On the visual side, Kelley sees something of a replay of the 1996 election between President Clinton and Sen. Bob Dole. In shorthand: “Mr. Charisma against the guy who yells at kids to stay off his lawn.”
Way to dig for that insight and nuance that only cartoonists can provide, Steve.
I’ve also been meaning to bring up the cartoonist response to the recent New Yorker Obama cover controversy, particularly as it relates to these two virtually identical cartoons from R.J. Matson and the usually brilliant Tom Toles.
At first glance, I guess I could see how someone might think these cartoons are making a powerful, profound statement. But anyone with even a loose grip on the concept of satire is probably going to quickly figure out that the difference in context is what makes satire satire, and therefore these cartoons are almost embarrassing as an attempt at a point.
Put Archie Bunker’s lines in the mouth of a real human on the street and they’re racist; put them in Archie Bunker’s mouth and they’re commentary. That’s how satire works.
So these cartoons are literally correct, and there’s nothing more insightful here than drawing a dog labeled “dog” and a cat labeled “cat” (not that there aren’t cartoonists who would do that) and then leaving it at that.
And for all the accusations of the New Yorker‘s elitist sense of humor — criticism of which is undeniably part of the “point” of these cartoons — does the elitism of those who dare employ satire even approach the condescension of their critics, whose argument seems to be that the New Yorker failed to take the red-state simpletons into consideration?
So getting back to Rainey’s column, we now have cartoonists apparently oblivious to the defining qualities of satire who are essentially rewarding gleeful ignorance while acting almost ashamed of satire. I think the differences between this — and legendary-slash-mythical cartoonists of the past who changed the world around them with their biting insight — are painfully obvious.
How long are people going to keep insisting that the “dumbing down” of public discourse is all the corporations’ fault? And how long will others keep believing it?
If you’re not among the small number of subscribers to Omaha’s Midlands Business Journal, you probably missed the latest column by publisher Bob Hoig. And boy, it’s a doozy.
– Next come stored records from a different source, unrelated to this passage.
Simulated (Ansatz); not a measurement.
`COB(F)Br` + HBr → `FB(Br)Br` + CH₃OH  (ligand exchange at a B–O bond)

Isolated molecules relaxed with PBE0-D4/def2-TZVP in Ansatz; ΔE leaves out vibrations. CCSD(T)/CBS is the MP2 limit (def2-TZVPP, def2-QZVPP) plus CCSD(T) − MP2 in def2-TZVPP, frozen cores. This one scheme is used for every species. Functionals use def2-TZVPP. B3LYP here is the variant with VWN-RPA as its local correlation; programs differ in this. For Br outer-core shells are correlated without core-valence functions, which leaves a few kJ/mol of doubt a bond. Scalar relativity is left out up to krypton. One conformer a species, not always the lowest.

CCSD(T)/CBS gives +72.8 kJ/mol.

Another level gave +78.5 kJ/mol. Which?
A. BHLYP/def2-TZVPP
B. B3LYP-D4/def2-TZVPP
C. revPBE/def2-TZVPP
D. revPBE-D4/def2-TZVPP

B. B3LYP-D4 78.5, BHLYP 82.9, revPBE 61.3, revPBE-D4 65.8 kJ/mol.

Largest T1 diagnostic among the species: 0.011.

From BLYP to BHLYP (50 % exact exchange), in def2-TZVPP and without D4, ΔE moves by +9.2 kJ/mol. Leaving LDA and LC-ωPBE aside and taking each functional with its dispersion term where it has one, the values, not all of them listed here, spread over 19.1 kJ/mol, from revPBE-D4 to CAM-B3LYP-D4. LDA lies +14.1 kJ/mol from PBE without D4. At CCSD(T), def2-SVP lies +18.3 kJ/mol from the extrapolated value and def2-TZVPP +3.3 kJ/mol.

Back when I was a reporter at MBJ, sources would occasionally make disparaging comments to me about the paper’s extreme-right politics. One business owner joked about how he needed to start subscribing to the paper to get his weekly dose of conservative fanaticism; another business owner flat-out refused the free publicity of having a story done because of the politics of the paper.
Hoig’s latest column probably won’t change any minds; or if it does, it probably won’t be in the way he expects, for he has gone and woken Leo Strauss, making his case for how Obama resembles — you guessed it — Adolph Hitler.
Hoig explains how he came upon this theory when re-reading Paul Johnson’s “Intellectuals,” saying the Obama campaign is using “Nazi techniques.”
The message I took away was that Republicans, Independents and Democrats need to think hard about this intellectually impressive man, Barack Obama, and not vote for him simply because he is charismatic, a spellbinding orator, a messiah figure inveighing against the past while ill-defining the future, black, or a messenger of hope and vague ideas about change.
Any of the above can be charming individually or, at worst, harmless.
Taken, however, as “all of the above,” similar traits unleashed the most magnetic, flawed and dangerous individuals upon the 20th Century that the world has ever known.
Apparently, people voted for Hitler because he was black. (??!?)